HTTP accelerator cache purging
The use of an HTTP accelerator such as Varnish or Squid in reverse proxy/accelerator mode can drastically improve a web application's content delivery capabilities. Successfully implementing caching comes with numerous challenges but the fundamental goal is straightforward: A stack's dynamic content generating layer should ideally not have to generate the same content more than once.
require "rubygems" require "sinatra" def guitars @@guitars ||= ['Les Paul', 'SG'] end get "/guitars" do guitars * ', ' end
This application exposes a
/guitars
resource, a request for which will always hit the application server if no caching has been in place. This can prove suboptimal had this been a high traffic website, especially if the operation of generating the content is system resource intensive. Luckily this problem has been solved before. A running instance of Varnish, for example, will only require the following configuration to enable caching of all resources the application serves.

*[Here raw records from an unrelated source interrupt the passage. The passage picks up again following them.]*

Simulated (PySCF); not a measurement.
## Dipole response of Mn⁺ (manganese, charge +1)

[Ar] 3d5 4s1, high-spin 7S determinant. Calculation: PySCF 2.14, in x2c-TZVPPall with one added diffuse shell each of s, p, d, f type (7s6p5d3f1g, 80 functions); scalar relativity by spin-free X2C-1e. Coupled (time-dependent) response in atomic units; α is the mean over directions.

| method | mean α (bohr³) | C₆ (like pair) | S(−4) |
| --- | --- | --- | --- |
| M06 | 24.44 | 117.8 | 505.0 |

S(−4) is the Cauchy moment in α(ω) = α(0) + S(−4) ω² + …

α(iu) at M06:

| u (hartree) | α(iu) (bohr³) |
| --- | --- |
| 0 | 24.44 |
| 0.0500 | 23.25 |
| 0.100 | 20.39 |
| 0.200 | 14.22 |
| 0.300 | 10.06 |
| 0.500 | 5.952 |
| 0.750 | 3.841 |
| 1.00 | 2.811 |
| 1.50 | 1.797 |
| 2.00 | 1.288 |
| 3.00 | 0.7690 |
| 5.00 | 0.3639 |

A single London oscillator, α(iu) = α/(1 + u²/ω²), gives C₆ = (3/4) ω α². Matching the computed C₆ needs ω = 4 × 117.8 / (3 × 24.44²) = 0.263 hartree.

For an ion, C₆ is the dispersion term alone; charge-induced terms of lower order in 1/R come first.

backend default { .host = "127.0.0.1"; .port = "4567"; }
One of the challenges associated with caching has to do with the cached content's freshness. We want to relieve server stress as much as possible, but we also need our application's consumers to receive correct data at all times. Let's assume that the application contacts guitar manufacturers' websites once a day to refresh its inventory and we have scheduled this operation to complete at 16:00 every day. This suggests that the cached resource should be refreshed every day at four o'clock in the afternoon to reflect the latest list of available guitar models. One of the ways of achieving this in HTTP is by making use of the
Expires
header, whose semantics are understood by (hopefully) any caching aware HTTP component.
require "time" get "/guitars" do headers "Expires" => Time.parse("16:00").httpdate guitars * ', ' end
Things aren't always as straightforward. In many cases we cannot fully control the exact time or frequency a resource's content changes. The example application also comes with an admin interface, allowing the guitar list administrators to manually enter new guitar models.
post "/guitars" do guitars << params["guitar"] redirect("/guitars") end
It is clear that a means for arbitrary expiration of cached content needs to be available in order to maintain content freshness. With Varnish, this capability comes in two flavors, one of which involves the use of a
PURGE
HTTP call. The following configuration enables this functionality.
acl purge { "localhost"; } sub vcl_recv { if (req.request == "PURGE") { if (!client.ip ~ purge) { error 405 "Not allowed."; } lookup; } } sub vcl_hit { if (req.request == "PURGE") { set obj.ttl = 0s; error 200 "Purged."; } } sub vcl_miss { if (req.request == "PURGE") { error 404 "Not in cache."; } }
To natively make use of this in Ruby, we need to extend the
Net::HTTP
library to support the
PURGE
method.
require "net/http" require "uri" module Net class HTTP class Purge < HTTPRequest METHOD = "PURGE" REQUEST_HAS_BODY = false RESPONSE_HAS_BODY = false end def purge(path, initheader=nil) request(Purge.new(path, initheader)) end end end def purge_cache(u) uri = URI.parse(u) query = "?#{uri.query}" if uri.query Net::HTTP.new(uri.host, uri.port).start {|h| h.purge("#{uri.path}#{query}")} end
Now we can expire the cached
/guitars
resource every time the list is amended.
post "/guitars" do guitars << params["guitar"] purge_cache("http://localhost/guitars") redirect("/guitars") end
Although this method is effective, there can be cases where the bidirectional coupling between the application and caching layers might be undesirable. With the fundamental functional pieces in place, however, it is not hard to implement a more elaborate strategy such as the one described in Cache Channels in order to reduce the application layer's knowledge of the caching infrastructure.